Lead smelters with little pollution controls contribute to several environmental problems, especially raised blood lead levels in the surrounding population. The problem is particularly significant in many children who have grown up in the proximity to a lead smelter.
The earliest known cast lead beads were found in the Çatal Höyük site in Anatolia (Turkey), and dated from about 6500 BC, but the metal may have been known earlier. Ancient smelting was done using loads of lead ore and charcoal in outdoor hearths and furnaces.
Although lead is a common metal, its discovery had relatively little impact in the ancient world. It is too soft to be used for weapons (except possibly as sling projectiles) or for structural elements. However, being easy to cast and shape, it came to be extensively used in the classical world of Ancient Greece and Ancient Rome for piping and storage of water. It was also used as a mortar in stone buildings, and as a writing material. Smeltmills were water-powered mills used to smelt lead or other metals. The Roman lead smelting has led to evidence of global pollution. Greenland ice cores from 500 BCE to 300 CE show measurably elevated lead content in the atmosphere. Researchers studying an ice core from Colle Gnifetti, in the Swiss part of the Monte Rosa massif, have found that higher historical European airborne lead pollution levels are associated with changes in the monetary system from gold to silver from the year 640 CE, with the principal source likely to be the Melle mines in France. Later airborne pollution, between the years 1170-1216 CE, correlates even more strongly with contemporaneous records of lead and silver production from mines in the Peak District of England, at levels similar to those seen in the Industrial Revolution.

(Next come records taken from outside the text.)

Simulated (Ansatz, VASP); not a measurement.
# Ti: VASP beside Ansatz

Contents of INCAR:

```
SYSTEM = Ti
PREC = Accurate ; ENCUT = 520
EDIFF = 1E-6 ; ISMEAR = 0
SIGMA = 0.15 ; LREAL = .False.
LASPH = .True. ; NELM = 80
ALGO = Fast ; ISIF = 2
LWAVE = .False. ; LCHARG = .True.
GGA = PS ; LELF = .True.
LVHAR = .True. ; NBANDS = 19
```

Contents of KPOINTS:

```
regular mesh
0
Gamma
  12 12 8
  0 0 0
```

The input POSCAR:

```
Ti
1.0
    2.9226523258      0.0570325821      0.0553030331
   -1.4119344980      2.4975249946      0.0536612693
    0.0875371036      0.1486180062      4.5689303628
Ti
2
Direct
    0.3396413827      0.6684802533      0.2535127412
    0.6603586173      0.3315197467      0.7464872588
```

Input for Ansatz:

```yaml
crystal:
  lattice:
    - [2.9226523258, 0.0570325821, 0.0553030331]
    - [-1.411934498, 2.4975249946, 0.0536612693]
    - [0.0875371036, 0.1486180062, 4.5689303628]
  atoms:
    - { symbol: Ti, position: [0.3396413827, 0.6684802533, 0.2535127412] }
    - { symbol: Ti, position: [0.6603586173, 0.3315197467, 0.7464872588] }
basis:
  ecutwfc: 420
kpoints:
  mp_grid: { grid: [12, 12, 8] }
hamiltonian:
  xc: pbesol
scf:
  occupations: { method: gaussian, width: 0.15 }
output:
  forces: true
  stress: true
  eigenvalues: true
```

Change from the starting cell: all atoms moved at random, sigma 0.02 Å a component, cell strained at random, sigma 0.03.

Georgius Agricola (1494-1555) presented details of lead smelting methods and facilities current in Europe in the first half of the 16th century in Book IX of his treatise on mining and metallurgy, De Re Metallica. Methods ranged from primitive open-hearth arrangements (essentially bonfires on which lead ore was piled) to blast furnaces capable of continuous operation.
In the USA there are 400 forgotten lead smelting firms that operated in the 1930s to 1960s and may have deposited dangerous levels of lead contamination in nearby soil.